Whether you're aware of it or not, America is going through a sexual revolution.
Simply put, young people are less likely than older generations to say that they're exclusively heterosexual.
According to a study of 1,000 people from YouGov, only 64% of respondents aged 18 to 29 identify themselves as completely heterosexual. For all adults, 78% identify as wholly heterosexual.
Here's how the data breaks down along the Kinsey scale, which measures sexuality from "completely heterosexual" to "completely homosexual":
Graphic by Andy Kiersz at Tech Insider / Data from YouGov
For the study, YouGov interviewed 1,000 adults between August 12 and 13 - you can see the questions here.
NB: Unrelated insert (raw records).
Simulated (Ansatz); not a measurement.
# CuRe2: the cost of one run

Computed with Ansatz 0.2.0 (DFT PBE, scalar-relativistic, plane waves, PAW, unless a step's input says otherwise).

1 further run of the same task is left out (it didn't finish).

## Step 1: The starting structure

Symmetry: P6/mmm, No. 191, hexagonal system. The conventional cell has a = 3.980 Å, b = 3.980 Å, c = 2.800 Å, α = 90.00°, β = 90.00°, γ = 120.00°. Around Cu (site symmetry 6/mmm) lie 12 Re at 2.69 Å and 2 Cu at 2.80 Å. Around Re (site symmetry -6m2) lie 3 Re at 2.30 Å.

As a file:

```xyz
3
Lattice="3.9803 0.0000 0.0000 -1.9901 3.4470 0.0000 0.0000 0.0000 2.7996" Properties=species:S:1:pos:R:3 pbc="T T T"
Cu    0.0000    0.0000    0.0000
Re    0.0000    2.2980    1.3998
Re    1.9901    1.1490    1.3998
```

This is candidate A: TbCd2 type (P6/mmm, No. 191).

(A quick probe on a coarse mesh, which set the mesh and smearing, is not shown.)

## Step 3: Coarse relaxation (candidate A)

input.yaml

As editor Peter Moore notes on YouGov, sexual fluidity depends strongly on age group:
29% of respondents under age 30 identified as bisexual or homosexual
24% of respondents from age 30 to 44 identified as bisexual or homosexual
8% of respondents age 45 or older identified as bisexual or homosexual
The Kinsey scale was developed in 1948 by zoologist Alfred Kinsey and his colleagues Wardell Pomeroy and Clyde Martin. After interviewing thousands of people about their sexual histories, Kinsey's team discovered that people didn't exclusively stick to partners of the same or opposite sex.
As Kinsey argued in his 1948 book "Sexual Behavior of the Human Male," humans don't really fit into a sexual binary.
"Males do not represent two discrete populations, heterosexual and homosexual," he wrote. "The living world is a continuum in each and every one of its aspects."
And now the self-identification data is really beginning to show it.